I think we’ll just open up to questions.

Operator

Could we just have one question per person as usual? Thank you.

Dragan Trajkov

Hi, Dragan Trajkov from Stifel. You keep talking about free cash flow.

And given that you’re almost 80% hedged on the $60 oil price, can you give us the sense of magnitude of free cash flow for this year at let’s say $60 is our oil price?

Les Wood

So, just to give you an idea, like you say, we’ve got the hedging as well as the any production loss adjusted by the BI insurance of $60 per barrel. So the way to think of it is that $50 per barrel, free cash flow would be in the region of about $250 million.

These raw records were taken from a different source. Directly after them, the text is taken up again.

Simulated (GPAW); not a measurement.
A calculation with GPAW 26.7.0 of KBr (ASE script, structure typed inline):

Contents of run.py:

And if we work to get to $70 a barrel, it would roughly double.

Aidan Heavey

No more questions. I’m falling asleep.

Brendan Warn

I felt Mark was going to get first, sorry, it’s Brendan Warn from BMO Capital Markets, just okay, one question. I guess, Paul, you’re taking over soon, I know you a long-time Tullow employee.

It’s good to see the company back on a firm footing. I mean, what vision do you have the company going forward it’s great to see Angus having more than say one slide at very thin budget this year into the next year.

But can you talk about the opportunity set that you see in Africa? Obviously you are hamstrung by your debt position still.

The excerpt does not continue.